Let's just say that this stuff is too good to let alone, especially if you are a vegetarian (or mostly-vegetarian) who is not particularly into soy-based meat substitutes. In this case, the obvious choice for substance is beans.
Beans are awesome. Beans are cheap. Beans are easy. You could easily live off beans, rice, and fresh vegetables. It would cost almost nothing and still taste fresh and new and delicious.

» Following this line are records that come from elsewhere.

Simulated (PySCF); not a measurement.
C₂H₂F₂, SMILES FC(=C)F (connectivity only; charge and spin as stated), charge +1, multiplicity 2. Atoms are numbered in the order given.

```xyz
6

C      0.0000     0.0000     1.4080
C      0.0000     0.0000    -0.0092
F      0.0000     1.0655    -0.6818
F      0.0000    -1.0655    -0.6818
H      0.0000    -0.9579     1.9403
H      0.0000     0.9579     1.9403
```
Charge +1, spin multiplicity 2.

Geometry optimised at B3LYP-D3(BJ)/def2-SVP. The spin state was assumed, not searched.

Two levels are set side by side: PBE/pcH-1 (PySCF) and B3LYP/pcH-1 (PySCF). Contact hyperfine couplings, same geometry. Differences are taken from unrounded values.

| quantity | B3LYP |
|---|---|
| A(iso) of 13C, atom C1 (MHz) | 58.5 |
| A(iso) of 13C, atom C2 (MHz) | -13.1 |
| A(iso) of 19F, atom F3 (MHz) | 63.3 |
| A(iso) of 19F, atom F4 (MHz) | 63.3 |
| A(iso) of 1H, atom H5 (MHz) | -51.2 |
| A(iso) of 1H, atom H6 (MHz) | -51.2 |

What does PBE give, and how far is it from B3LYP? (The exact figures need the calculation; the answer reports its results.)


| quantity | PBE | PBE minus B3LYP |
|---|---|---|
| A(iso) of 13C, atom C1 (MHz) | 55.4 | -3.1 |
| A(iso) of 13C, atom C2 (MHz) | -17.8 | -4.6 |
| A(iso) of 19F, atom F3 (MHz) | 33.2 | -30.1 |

Things you can make with beans:
-refrieds, with either pinto or black beans
-bean soup, especially thick black bean with corn and maybe squash or sweet potato
-or soupe au pistou: brothy vegetable soup with white beans and pesto
-bean salads with lots of vinaigrette and red onion and mustard and parsley
-beans cooked in red wine, with toast and any fresh herbs you can get your hands on
-beans in burritos, enchiladas, tostadas, nachos, salsas
-baked beans with molasses
-freaking hummus!
For this batch, I really wanted to recreate the same texture of the version we had in Venice. Clearly, you always want to recreate whatever you ate in Venice, right? Maybe not the beer. Everything else, though, is pretty much up for grabs. So. In Venice, the beans were totally pureed and smooth and a little thin, like the refried beans you get, blitzed and covered with melted cheese, in some Mexican restaurants. Ok; we can approximate this texture even without a decent blender, as beans are particularly vulnerable to being mashed with the back of a spoon.
The pasta was a variety I'd never eaten before: ditalini. These are tube pasta about the diameter of regular standard macaroni, but only a quarter inch or so long. This part of the variation is even easier to achieve: just use ditalini! Of course, I couldn't find actual ditalini. I could find tubetti, though--exactly the same cut, but smaller in diameter, like the pasta in boxed gross mac and cheese--so I used those. No problem. The result was a little denser, but really, dense and filling was what I was after.
Fagioli redux
pot of white (canellini) beans w/bay leaf
half bag of tubetti or ditalini
olive oil
half onion
lots of garlic
a poblano
broth or water
splash dry vermouth
dried oregano, salt, pepper
fresh parsley
parmesan
Soak and cook your beans in advance, like you do.
Cook your pasta at an appropriate moment during the bean process.
Chop your onion, garlic, and poblano. The poblano may seem a little odd here, but it definitely makes the end result more vegetable-savory as well as spicy. Be sure to chop everything really finely, for as smooth a bean mix as possible.
Warm your pan; throw in some olive oil; add the onion, garlic, and pepper. Stir to get everything good and oily. You want to use a bit more olive oil here than you might use for pasta sauces and etc: olive oil is actually a flavor in the finished product. Or you can use olive oil to finish servings; whatever. Add a little oregano or maybe marjoram or sage to give the beans some herbaciousness. Cook, stirring occasionally, until everything is soft and clearly ready for action.
Add your drained beans. You can either mash them before you add them, or mash them in the pan. I myself am lazy and so generally do things right in the pan. Add a little broth, tap water, or bean soaking water, plus a good shot of vermouth, and stir everything together to cook. It's shockingly like making refried beans, isn't it? I just use refried beans with totally different starches.
Let things cook together for a good five or ten minutes, or until they reach a happy medium. I mean, consistency. Salt and pepper. Lots of pepper is great with things as unctuous as beans.
Is everything done? Mix the beans with your drained pasta. Proportions here should be about half and half for maximum comfortfoodia. I had a little too much pasta, but whatever; it will be delicious anyway. You can also add some grated parmesan and stir it in, if you so desire. It's also good with no cheese; the flavors are already pretty complex, considering the pepper, herbs, and vermouth.
Finish with chopped fresh parsley and (more) parmesan. Gracious me, it is delicious! It cost about sixty cents, or maybe seventy, with the cheese! It is extremely filling! You can drink lots of valpolicella with it, and maybe eat a radicchio salad! It's almost like being in Venice, except for the lack of canals and cheerful waiters who spontaneously refill your glass after you knock it off the table. In this case, you have to go get your own glass. Such hardship!